Monday, May 18, 2009

Between Panic and Desire

This weekend I finished Dinty W. Moore's Between Panic and Desire (2008, University of Nebraska Press). Loved it. The term he uses for it is "cultural memoir" and, to an extent, it is. But it's also just a collection of insanely witty essays (employing many forms or genres of writing along the way) held together by the search for father-identity, drugs, music and Nixon. And it's the only memoir-type-thing I've read all the way through in a long time.

I still want to call it a collection of essays rather than a memoir -- most of the sections are 3-5 pages in length, have independent structures and themes and (my fave) frequently abuse other forms of writing to their advantage. There's also only minimal chronology between each of the pieces. If you put the book down and come back to it in a week or a month, there is no need to reread all that stuff you only vaguely remember; if it's important, Moore will reiterate what the hell he's talking about. Thumbs up for that.

And how can you not love a memoir-type-thing that closes the first part (there are three in the whole book) with a quiz. Two multiple choice questions, four true/false and one short essay. All insanely easy if you have indeed read the thirty-two pages prior.

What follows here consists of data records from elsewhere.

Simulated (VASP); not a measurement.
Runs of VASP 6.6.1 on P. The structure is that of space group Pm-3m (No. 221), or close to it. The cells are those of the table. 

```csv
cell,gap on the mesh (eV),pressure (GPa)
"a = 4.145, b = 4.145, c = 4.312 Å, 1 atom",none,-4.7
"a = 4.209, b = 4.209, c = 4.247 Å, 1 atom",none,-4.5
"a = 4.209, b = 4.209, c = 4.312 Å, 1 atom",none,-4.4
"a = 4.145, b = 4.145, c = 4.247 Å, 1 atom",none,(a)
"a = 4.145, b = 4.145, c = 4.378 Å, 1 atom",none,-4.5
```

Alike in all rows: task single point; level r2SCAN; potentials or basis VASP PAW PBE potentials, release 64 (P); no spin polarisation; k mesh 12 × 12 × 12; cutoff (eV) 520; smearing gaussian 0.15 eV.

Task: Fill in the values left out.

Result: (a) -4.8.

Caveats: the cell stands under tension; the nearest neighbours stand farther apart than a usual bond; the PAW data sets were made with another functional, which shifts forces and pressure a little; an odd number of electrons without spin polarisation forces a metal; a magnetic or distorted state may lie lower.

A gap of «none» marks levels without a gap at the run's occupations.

The quiz is one of the forms of writing I previously mentioned. (If I were to explain it to my composition students I would call them "genres" and then I would sigh lovingly over how easy Moore makes it look to stuff "odd" content into traditional forms, like ---, and then grit my teeth and try to explain to my students that yes, they can stretch their imaginations and create a full page resume for being an invalid, or dog owner, or girlfriend, or car accident victim without lying about what has happened to them.)

Some of the well-abused forms in Btwn Panic and Desire include an A to Z list of father figures (annotated), a screenplay, a presidential timeline, an Aldous Huxley quote annotated line by line (that may sound so cerebral that it turns you off but, really, it's readable and kind of magical), a coroner's report, and a segmented essay titled "Number Nine" in which each segment is numbered. Almost all of the segments are numbered 9 with no ascending or descending numbers following.

"Number Nine" I found before I found the collection; it had been published in the back copy of The Pinch which I purchased on a whim while at the AWP conference (they had a plastic flamingo at their booth: I had to stop and buy something). The essay leads the edition and it totally screwed with my head then dropped me back on my feet -- content-wise. Form-wise, I'm still smiling.